Sutherland & Caithness: About 7 miles east and north of Castletown, on minor roads north of A836, 0.5 miles south of sea, west of Barrogill, at Castle of Mey.
Private ND 290739 OS: 12 KW14 8XH
OPEN: House open early May-Sep, daily 10.20-16.00; shop and tea room open until 17.00. Weddings.
Tel: 01847 851473 Web: www.castleofmey.org.uk
The Castle of Mey is an altered 16th-century Z-plan tower house. It consists of a main block of three storeys and an attic, with four-storey square towers, one a stair-tower, at opposite corners. Stair turrets rise in the re-entrant angles above first-floor level. Corbelled-out bartizans crown some corners. The walls are pierced by gunloops, but many of the windows have been enlarged. There was a walled courtyard. The building was extended and altered in the 18th century, in 1819 by William Burn, and again in 1957. There is an attractive walled garden.

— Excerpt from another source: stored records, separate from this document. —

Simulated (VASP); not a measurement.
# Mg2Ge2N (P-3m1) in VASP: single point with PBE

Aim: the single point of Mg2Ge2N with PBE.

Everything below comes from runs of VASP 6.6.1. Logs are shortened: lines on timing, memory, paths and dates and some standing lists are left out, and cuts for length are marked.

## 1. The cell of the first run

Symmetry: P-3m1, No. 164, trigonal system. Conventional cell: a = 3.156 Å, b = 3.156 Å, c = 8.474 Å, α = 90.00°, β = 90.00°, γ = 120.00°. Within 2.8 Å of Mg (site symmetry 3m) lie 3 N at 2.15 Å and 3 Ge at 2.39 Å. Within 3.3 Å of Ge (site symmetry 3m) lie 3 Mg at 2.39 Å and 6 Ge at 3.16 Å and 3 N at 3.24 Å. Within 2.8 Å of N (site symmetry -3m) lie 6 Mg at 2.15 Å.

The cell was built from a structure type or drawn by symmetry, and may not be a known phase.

The original entrance led to a stair and into the vaulted basement. The basement contains the original kitchen, with a large fireplace, the wine-cellar, and another cellar. A second stair climbs to the floor above. The hall was on the first floor, with private chambers in the square tower and floors above.
The lands originally belonged to the Bishop of Caithness, but in 1566 were acquired by the Sinclair Earls of Caithness, who built the castle. George, 6th Earl, bankrupted the family, and the earldom was claimed by the Campbells, although this was disputed by Sinclair of Keiss. The Sinclairs eventually recovered the earldom and castle. MacLeod of Assynt, who betrayed the Marquis of Montrose, was imprisoned in the castle.
Sir James Sinclair of Mey is on record in 1704. In 1952 the property was sold to Her Majesty Queen Elizabeth the Queen Mother, who had it restored. She used the castle every summer until her death in 2002, and the property then went to The Castle of Mey Trust.
The castle is said to be haunted by the ghost of Lady Fanny, a daughter of George, 5th Earl, who himself died in 1643. She fell in love with a ploughman, and her father had her imprisoned in one of the attic rooms. She threw herself from one of the windows, and her sad spectre, a ‘Green Lady’, reportedly haunts the castle.